Get In Shape With Nihilift, Even Though Nothing Really Matters
‘The best way to get rid of pesky belly fat is to decompose. That will happen soon enough.’
All photos by Mike Abrusci.
Diego Lopez is an MMA instructor and a standup comedian. Sometimes I’m not sure which comes first. On stage his act would playfully riff on his job and the specifics of working out. But in the last few months Lopez’s comedy started to take on an antagonistic tone. He’d berate the audience with suggestions and comments. If you feel lonely surround yourself with gym mirrors to make it look like there are more people in your life. People with abs should pay less in taxes. It all kind of read like a P90x instructor going through an existential crisis.
I first met Lopez through mutual friends in comedy and bonded over our curiosity with fitness and powerlifting. Between talking jokes we’d discuss the finer points of kettlebell technique—two people in the middle of a very particular and mostly insufferable venn diagram. It was all very fun and lighthearted.
But lately it feels like Lopez has been living his gimmick. The act has expanded to online workout videos he’s dubbed Nihilift. Fully committing to the bit the comedian is insistent that the videos aren’t meant as comedy at all, but rather a reflection of a society that’s grown physically and mentally lazy in its own contentment. They double as a training guide and really depressing life lesson. Recently I sat down with Lopez to talk about Nihilift and his new outlook on getting in shape.
VICE: What is the Nihilift fitness routine and how did you come up with the concept?
Diego Lopez: Routine? It’s not figure skating, don’t call it a routine. It’s an acceptance of the fact that you are insignificant and nothing you do outside of the gym matters. Nihilift materialized because of my disdain for these social media fitness content creators. These peppy dorks peddling the fallacy of a fun time at the gym as a cure all. I don’t work out because I’m happy, I work out because I am pathetic and unlovable. Like we all are. Especially you. We’re so obsessed with decadence it is upsetting. You shouldn’t be as happy as you are. Self imposed discomfort is your duty.
I mean, OK. But if nothings matter then what is the point of working out at all? Are you trying to convert your existential terror into weight loss?
Existential terror is not a weight loss technique. At best, it is the catalyst for the desire of weight loss. But when you see through the bullshit, you realize fear is a luxury of the ignorant. This will all end and you will cease to exist, so why not pop out a couple sets of rows? Luckily, the best way to get rid of pesky belly fat is to decompose. That will happen soon enough.
Who would you recommend try Nihilift? What results can they expect if they follow your recommendations?
The majority of people won’t connect and that’s fine. It’s for the people that know life is bad, so they choose to make it worse, by exercising so much they kill any social life they may have had. If you look forward to tomorrow or you say things like, “That’s great!” maybe you should go try rock climbing class on Groupon. You should expect to be continually disappointed in your own body and told be reminded that suffering is your only true birthright. The good news is nothing keeps your metabolism burning like enduring agony.

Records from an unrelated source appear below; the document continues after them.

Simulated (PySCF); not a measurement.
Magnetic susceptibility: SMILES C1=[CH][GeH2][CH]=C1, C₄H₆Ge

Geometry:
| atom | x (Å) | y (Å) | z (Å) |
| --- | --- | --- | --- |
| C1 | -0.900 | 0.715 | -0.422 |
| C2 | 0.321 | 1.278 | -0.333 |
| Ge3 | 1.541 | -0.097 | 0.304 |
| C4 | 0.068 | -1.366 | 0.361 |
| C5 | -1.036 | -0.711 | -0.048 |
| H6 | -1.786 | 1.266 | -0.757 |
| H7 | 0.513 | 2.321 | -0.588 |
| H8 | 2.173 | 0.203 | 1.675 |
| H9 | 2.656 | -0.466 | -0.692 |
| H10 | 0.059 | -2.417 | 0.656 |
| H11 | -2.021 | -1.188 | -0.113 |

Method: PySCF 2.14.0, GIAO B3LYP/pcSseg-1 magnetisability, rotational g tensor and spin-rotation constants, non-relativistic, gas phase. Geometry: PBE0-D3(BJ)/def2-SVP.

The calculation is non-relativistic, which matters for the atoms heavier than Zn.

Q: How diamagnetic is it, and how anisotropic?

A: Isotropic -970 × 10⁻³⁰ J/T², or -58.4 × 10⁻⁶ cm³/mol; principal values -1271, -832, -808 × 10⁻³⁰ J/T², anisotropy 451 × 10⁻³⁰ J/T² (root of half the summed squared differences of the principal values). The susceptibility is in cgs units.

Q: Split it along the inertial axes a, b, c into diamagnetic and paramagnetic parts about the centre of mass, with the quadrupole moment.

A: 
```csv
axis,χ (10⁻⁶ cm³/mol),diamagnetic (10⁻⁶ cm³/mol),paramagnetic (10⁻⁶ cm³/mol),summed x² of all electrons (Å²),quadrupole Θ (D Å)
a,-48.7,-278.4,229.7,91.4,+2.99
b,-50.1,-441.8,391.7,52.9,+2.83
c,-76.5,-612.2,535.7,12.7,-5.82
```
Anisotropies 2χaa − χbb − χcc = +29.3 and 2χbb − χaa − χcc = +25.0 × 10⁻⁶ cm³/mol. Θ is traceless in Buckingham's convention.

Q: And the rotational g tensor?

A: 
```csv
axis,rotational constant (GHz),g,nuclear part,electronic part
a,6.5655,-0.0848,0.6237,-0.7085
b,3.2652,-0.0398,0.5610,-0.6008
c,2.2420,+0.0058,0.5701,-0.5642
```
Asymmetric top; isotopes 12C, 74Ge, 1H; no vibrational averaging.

That sounds pretty terrible, Diego. You’re in pretty great shape but you seem super miserable. I don’t know why anyone would follow you into this.
First of all, I don’t appreciate your tone. You might think I’m in great shape but you can’t fool me, my body is trash and always will be. Just because you can’t change something doesn’t mean you get to sit there and not push numbers. You’re thinking like a coward. The idea that being ‘In shape’ makes you happy is offensive.
Cool. So if people we’re going to try Nihilift what would you want them to get out of it.
Shame. I look at people who’ve been tricked into thinking they matter and it stinks. Nihilift reminds us no one cares about us or wants to spend time with us so we should be at the gym, alone under a barbell.
And that’s supposed to help people? It’s supposed to make them feel better about their body?
I don’t know why you think I’m interested in helping people. I don’t care about you or your body, I want you to feel as bad as I do if not worse.
This whole gimmick seems like a misguided plea for attention rooted in a poor understanding of fitness, comedy, and Nietzsche.
I knew you were gonna pull some “I went to college” bullshit on me. Nietzsche was a fucking dork who couldn’t deadlift his own bodyweight. Everything you or I will ever do is a misguided plea for attention. The only thing that should be getting attention is PRs—that’s personal records, by the way—everything else is a distraction.
Great. As a hypothetical, if I followed your routine, what would I be doing in the first month and what results could I expect?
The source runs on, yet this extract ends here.